Saturday, August 27, 2011

Earthquake Swarm near Pinnacles National Monument in California

Source: U.S. Geological Survey (
An earthquake swarm is affecting the San Andreas fault system in the Pinnacles National Monument region of the Central California Coast Ranges. The biggest event thus far is a magnitude 4.6 at a depth of 7.6 km, with other significant quakes measuring 3.2, 3.2, 3.3, 3.6, and 3.3. There have been nearly 100 instrumentally recorded quakes between magnitude 1 and 3. The quakes are taking place in a complex region of the fault system where the Calaveras, Hayward and San Andreas faults merge into a single fault. This area is notable because the San Andreas fault is creeping, rather than sticking, meaning that the fault moves constantly (a few millimeters a year) instead of storing up stress and producing monster quakes like it does both to the north and to the south.
Road damage from fault creep on the San Andreas fault near the earthquake epicenter. This is a 2010 picture; the damage was NOT caused by the earthquakes today
This is not an unusual pattern; flurries of similar earthquakes have occurred in the Pinnacles area in 1951, 1972, 1982, 1995, and 2004. If the pattern holds true, the quakes will decline in number and size over the next few days. There is always a small chance that the activity (including the 3.9 quake in San Leandro earlier this week) is a precursor to a much larger earthquake, such as the magnitude 7 event that took place on the Hayward fault in 1868, which killed two dozen people. A recurrence of the 1868 earthquake would cause serious damage and destruction in the East Bay region.

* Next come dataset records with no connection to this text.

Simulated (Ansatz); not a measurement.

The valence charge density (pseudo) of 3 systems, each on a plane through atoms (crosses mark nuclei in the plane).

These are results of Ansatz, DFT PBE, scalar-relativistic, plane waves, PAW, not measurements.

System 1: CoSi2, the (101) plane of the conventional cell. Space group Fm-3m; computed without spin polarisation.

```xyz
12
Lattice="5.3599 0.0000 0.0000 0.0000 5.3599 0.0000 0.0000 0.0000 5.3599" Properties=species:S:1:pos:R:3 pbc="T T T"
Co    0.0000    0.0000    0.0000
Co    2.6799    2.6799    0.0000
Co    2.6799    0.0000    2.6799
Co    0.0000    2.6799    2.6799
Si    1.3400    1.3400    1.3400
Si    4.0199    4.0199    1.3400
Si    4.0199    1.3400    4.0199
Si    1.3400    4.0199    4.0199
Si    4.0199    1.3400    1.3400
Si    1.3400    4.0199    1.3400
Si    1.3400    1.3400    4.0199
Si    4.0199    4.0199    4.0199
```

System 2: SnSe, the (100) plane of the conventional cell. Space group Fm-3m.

Events like these are reminders that we Californians are living in earthquake country, and that we need to be prepared for larger catastrophic seismic events. It is a virtual certaintly that the state will be rocked by magnitude 7+ events in the next few decades, and some of these earthquakes will affect urban regions. One should always have emergency supplies available, and a plan for what to do in the event of a major earthquake.
Shutter ridge on the San Andreas fault near the earthquake swarm epicenter. The fault follows the fence line.